How many different solutions has this equation:

$\overline{abc}+\overline{def}+\overline{ghi}=963$

Here $\overline{abc}, \overline{def}, \overline{ghi}$ are three-digit numbers

$a,b,c,d,e,f,g,h,i$- different digits; $a,d,g\neq 0$

I could begin with:
$(a+d+g)\cdot100+(b+e+h)\cdot10+(c+f+i)=963$

Now, $c+f+i$ must be 3, 13 or 23...

Not know how to connect with other.

Could you help to me. Thank you!!!
• Mar 30th 2013, 07:06 PM
chiro
Re: How many different solutions of equation?
Hey feferon11.

You have nine independent variables to start off with.

If c + f + i = *3 (* is a number from 0 to 2 since max is 9+9+9 = 27) then you have one constraint. Now tke the * and move it the 10's group. Let * = p.

(b + e + h + p) = *6. Where again * = (0,1,2 for the same reason as above). If * = q we have

(a + d + g + q) = 9

So in total we have the following constraints:

All numbers between 0 and 9 inclusive
a, d, g > 0
c + f + i = 10*p + 3 (p = 0,1,2)
b + e + h + p = 10*q + 6 (q = 0,1,2)
(a + d + g + q) = 9

These constraints though do not make it easy so I will suggest another way.

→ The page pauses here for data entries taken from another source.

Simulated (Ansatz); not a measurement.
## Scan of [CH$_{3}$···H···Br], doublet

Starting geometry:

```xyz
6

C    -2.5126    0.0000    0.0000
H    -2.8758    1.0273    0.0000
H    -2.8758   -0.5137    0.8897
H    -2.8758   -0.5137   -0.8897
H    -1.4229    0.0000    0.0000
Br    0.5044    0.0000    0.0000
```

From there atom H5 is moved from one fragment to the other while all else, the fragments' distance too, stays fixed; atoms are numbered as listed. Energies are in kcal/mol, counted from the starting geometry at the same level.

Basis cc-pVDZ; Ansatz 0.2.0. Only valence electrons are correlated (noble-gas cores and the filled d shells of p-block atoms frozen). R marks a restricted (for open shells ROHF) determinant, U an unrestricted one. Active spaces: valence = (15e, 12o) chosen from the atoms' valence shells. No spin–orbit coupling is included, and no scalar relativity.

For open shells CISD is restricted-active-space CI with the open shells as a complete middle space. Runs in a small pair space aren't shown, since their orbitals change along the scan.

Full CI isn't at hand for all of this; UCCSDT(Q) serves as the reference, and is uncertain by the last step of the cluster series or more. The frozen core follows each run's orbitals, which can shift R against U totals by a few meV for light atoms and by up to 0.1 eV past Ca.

Consider the two variable case.

Let abc + def = 963. Since a, d != 0 we start abc = 100.

Now def = 963 - def. This means that you have 963 - 100 = 863 different combinations for both numbers.

In the three variable case you do the same thing but twice.

abc + def + ghi = 963. Fix abc = 100 which means (def + ghi) = 963 - 100 = 863. Now figure out how many possibilities for 863 (it will be 863 - 100 = 763). Then do it for abc = 101, 102, ...., 863.

You should find a pattern in this and I suggest you write it all out to see it for yourself. (Hint: Try and find the relationship given that abc = some number for how many combinations between def and ghi and add up all possibilities for each abc).
• Mar 30th 2013, 08:53 PM
Soroban
Re: How many different solutions of equation?
Hello, feferon11!

This is an Alphametic.
It requires some intelligent trial-and-error.
Algebra usually won't help.

Quote:

How many different solutions has this problem?

. . $\begin{array}{cccc} & ^1 & ^2 & ^3 \\ & A&B&C \\ &D&E&F \\ + & G&H&I \\ \hline & 9&6&3 \end{array}$

Each letter represents a different digit and $A,D,G \ne 0.$

In column-3, $C+F+I$ ends in 3.
So, the sum could be 3, 13 or 23.

If the sum is 3, then $C,F,I$ must be $0,1,2$ in some order.
That leaves $3,4,5,6,7,8,9$ for the other digits.

But in column-1, $A+D+G$ must equal 7, 8 or 9.
And that is impossible with the remaining digits.

Using similar reasoning, I eliminated a few more possibilties.

I found a solution.

The general solution looks like this:

. . $\begin{array}{|c|c|c|} ^1 & ^2 & ^3 \\ \hline 1&3&6 \\ 2&4&8\\ 5&7&9 \\ \hline 9&6&3 \\ \hline \end{array}$

The digits in each column can be arranged in $3!$ ways.

Therefore, there are:. $6\cdot6\cdot6 \,=\, 216$ solutions.